Now that snow has melted away and I hike down the road for exercise, I decided to vary the view by seeing what has shown up in the ditches. Most interestingly, it was beer cans scattered vigorously along the stretch of less than half a mile I was inspecting.

Alongside the beer cans were the beer bottles and then the empties of hard liquor. All of these must have been tossed out the window of a whizzing vehicle. So one can only assume that their contents were consumed while the driver was at the wheel. It could be that only passengers indulged but one has to suspect not really.

I could have counted the beer cans but the number might have reached dozens. Some shiny new and others in various states of crumpled decay, indicating that this pitching practice has been going on for some time. Bud Light was a big favourite but Coors and Molsen Canadian were also strongly represented. Other beers, like Stella Artois and Lucky Lager joined the crowd along with assorted vodka spiked waters and flavoured sodas, indicating a wide range of tastes and refinement.

Curiously, the beer cans and bottles were punctuated with a many empty containers of Boost, the powerful nutritional drink designed to bring failing systems back from the brink. Less frequent, but also there, were cans from Red Bull and other caffeine blasted energy drinks. Combine enough Smirnoff, Boost and Red Bull and you might have a human torpedo behind the wheel.

This stretch of road is long, straight and uninhabited, the perfect place to pitch one’s empties and step on the gas. Sometimes my neighbour and I grit our teeth when a roaring engine hits the double curve by our houses, spewing up a great cloud of dust as sliding tires chew the shoulder. The pasture fence has multiple patches from vehicle encounters. Both ends of the metal driveway tiles are bashed in. The roadside survivalist oak tree bears a livid scar on its side. The ornamental pine in the yard grows at a drunken angle from being flattened when yet another speeder lost the pavement.
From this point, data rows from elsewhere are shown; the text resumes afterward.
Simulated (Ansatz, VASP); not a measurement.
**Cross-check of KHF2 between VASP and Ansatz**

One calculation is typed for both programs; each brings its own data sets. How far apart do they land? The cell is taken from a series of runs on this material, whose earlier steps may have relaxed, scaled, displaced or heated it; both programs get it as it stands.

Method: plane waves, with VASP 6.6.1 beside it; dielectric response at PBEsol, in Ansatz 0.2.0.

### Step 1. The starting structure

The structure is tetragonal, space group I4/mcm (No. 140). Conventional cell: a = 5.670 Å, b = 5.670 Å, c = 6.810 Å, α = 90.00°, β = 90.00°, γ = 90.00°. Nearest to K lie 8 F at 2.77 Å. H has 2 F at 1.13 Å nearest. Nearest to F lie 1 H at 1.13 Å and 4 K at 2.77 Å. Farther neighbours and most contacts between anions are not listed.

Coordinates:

So, on my walks I stay far off to the side when I hear that telltale engine snarl. Though I haven’t actually seen anyone guzzling at the wheel, very suspicious evidence lies at my feet. The ditches tell me to take very good care indeed.
Bonus Finds: Someone’s socks and a microwave oven. No explanation.


What you have described has always troubled me on the Big Island roads that I walk. It bothers me that I am sharing the road with these intoxicated drivers. Your microwave discovery reminds me of the time I found a huge liver, probably from a bovine along the roadside, not to mention a porno DVD that was flung into the ditch! Sometimes it’s best not to know the stories behind these finds!